Behaviour by a parent or caregiver which may cause significant harm to a child, and is therefore physical abuse, includes;
- hitting;
- biting;
- shaking;
- punching;
- burning;
- administering poison;
- suffocating; and
- drowning.
Physical abuse may lead to bruises, cuts, welts, burns, fractures, internal injuries, or poisoning. In the most extreme cases, physical abuse results in the death of a child.
There are grounds for statutory intervention, under the Children and Young Persons Act (CYPA) 1989, when a child has suffered, or is likely to suffer, significant harm as a result of physical abuse and the child's parents or caregivers have failed to protect the child, or are unlikely to protect the child, from harm of that type.
Physical abuse of children is usually regarded as a criminal offence.

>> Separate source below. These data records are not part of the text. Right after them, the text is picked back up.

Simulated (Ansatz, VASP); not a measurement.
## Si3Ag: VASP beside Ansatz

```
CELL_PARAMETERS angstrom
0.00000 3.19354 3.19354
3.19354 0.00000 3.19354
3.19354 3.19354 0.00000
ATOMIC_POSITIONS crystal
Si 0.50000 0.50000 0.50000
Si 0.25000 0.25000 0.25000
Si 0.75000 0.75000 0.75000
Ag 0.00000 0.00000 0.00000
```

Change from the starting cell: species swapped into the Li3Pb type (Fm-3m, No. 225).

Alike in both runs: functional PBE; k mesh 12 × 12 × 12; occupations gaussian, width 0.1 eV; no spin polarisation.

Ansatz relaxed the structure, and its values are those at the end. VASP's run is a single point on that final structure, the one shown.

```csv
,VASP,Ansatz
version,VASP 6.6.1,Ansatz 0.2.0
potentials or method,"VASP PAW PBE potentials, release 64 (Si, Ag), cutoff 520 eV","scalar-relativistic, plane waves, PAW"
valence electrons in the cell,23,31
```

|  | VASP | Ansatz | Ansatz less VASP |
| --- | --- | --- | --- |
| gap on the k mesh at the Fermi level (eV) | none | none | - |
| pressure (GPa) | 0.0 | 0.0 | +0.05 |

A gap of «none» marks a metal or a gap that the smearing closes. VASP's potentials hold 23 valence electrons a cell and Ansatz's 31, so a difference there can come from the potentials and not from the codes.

Note: While this booklet is concerned with physical injury which results from abuse, physical injury and significant harm may also result from neglect by a parent or caregiver. The failure of a parent or caregiver to ensure the safety of a child may expose the child to dangerous or even life threatening situations which result in physical injury to the child.
Estimating the incidence of child physical abuse
It is difficult to estimate the incidence of child physical abuse in Australia as available statistics are based on reported cases only. Many cases of child physical abuse remain hidden.
In Victoria since 1989 there has been a significant increase in the number of reports of physical abuse. Between 1989 and 1993, notifications of physical abuse to DHS increased by 120 per cent.
In the year 1992/93, a total of 19,344 notifications of possible child abuse or neglect were received by Protective Services. Four thousand, five hundred and eighty five (24 per cent) of these notifications concerned allegations of child physical abuse.
Children of any age may be physically abused. However, interstate research and Victorian statistics indicate that the incidence of reported physical abuse is greatest for very young children. A recent Australian study found that children under the age of one year are highly vulnerable to severe physical consequences of abuse, such as death, brain damage and permanent impairment. This is due to their small physical size, level of development and inability to obtain the basic necessities independent of their parents or caregivers.
In the same study the reported incidence of physical abuse of adolescent girls was similarly high; this was not apparent for adolescent boys.
Child physical abuse occurs in all kinds of families. While most physically abused children who come to the attention of Protective Services are from families where there is unemployment, high mobility and poverty,3 it is important not to overstate the link between involves poverty and the physical abuse of children. Child physical abuse may occur in any social class, culture or religious group in our society.